A foregone conclusion is a result predicted with certainty. We define a well-known fact as a body of economic information which has been widely disseminated and has been acted upon by almost everyone who could care to act. In effect, the wise man figures out the foregone conclusion earlier than other investors, but the fool piles into the foregone conclusion once it becomes a well-known fact.

We screen companies via media coverage, heavy index and mutual fund ownership, research analyst unanimity, insider trading and add our own “feel” that comes from a combined 70 years of investment industry experience among our three portfolio managers.

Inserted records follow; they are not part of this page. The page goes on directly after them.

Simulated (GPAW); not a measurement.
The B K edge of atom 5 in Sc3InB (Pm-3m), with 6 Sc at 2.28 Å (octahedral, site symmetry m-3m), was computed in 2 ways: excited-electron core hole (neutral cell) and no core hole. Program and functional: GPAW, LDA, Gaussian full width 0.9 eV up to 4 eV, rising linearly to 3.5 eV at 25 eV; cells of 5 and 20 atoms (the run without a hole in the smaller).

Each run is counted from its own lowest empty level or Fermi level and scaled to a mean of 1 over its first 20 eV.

Historical Foregone Conclusions Becoming Well Known Facts

After the end of World War II, the U.S. put a cap on long-term interest rates to give taxpayers time to pay back the debt incurred fighting war on two international fronts. The economy grew in the 1950s and 1960s as we witnessed a baby boom. It was a foregone conclusion that rates would rise after the controls came off. Wise investors avoided long-term bond investments, while stock market investors continued to buy because of leftover fears from the Great Depression. By 1981, five-year Treasury bonds were paying 15%.

Along the way in 1973, President Nixon put wage and price controls on the economy because it was a foregone conclusion that high levels of inflation were damaging economic growth. At that time, wise investors bought investments which would benefit from cost-push and demand-pull inflation. By 1980, we’d had double-digit inflation and almost everyone had their investments organized around un-ending high inflation levels, which were peaking around 11%. It was a “well known fact” in 1981 that high inflation and high interest rates were something we had to live with continually. Wise investors bought stocks which were depressed by those high interest rates and by how difficult it was to succeed in business as owners, while customers wrestled with exorbitant borrowing costs.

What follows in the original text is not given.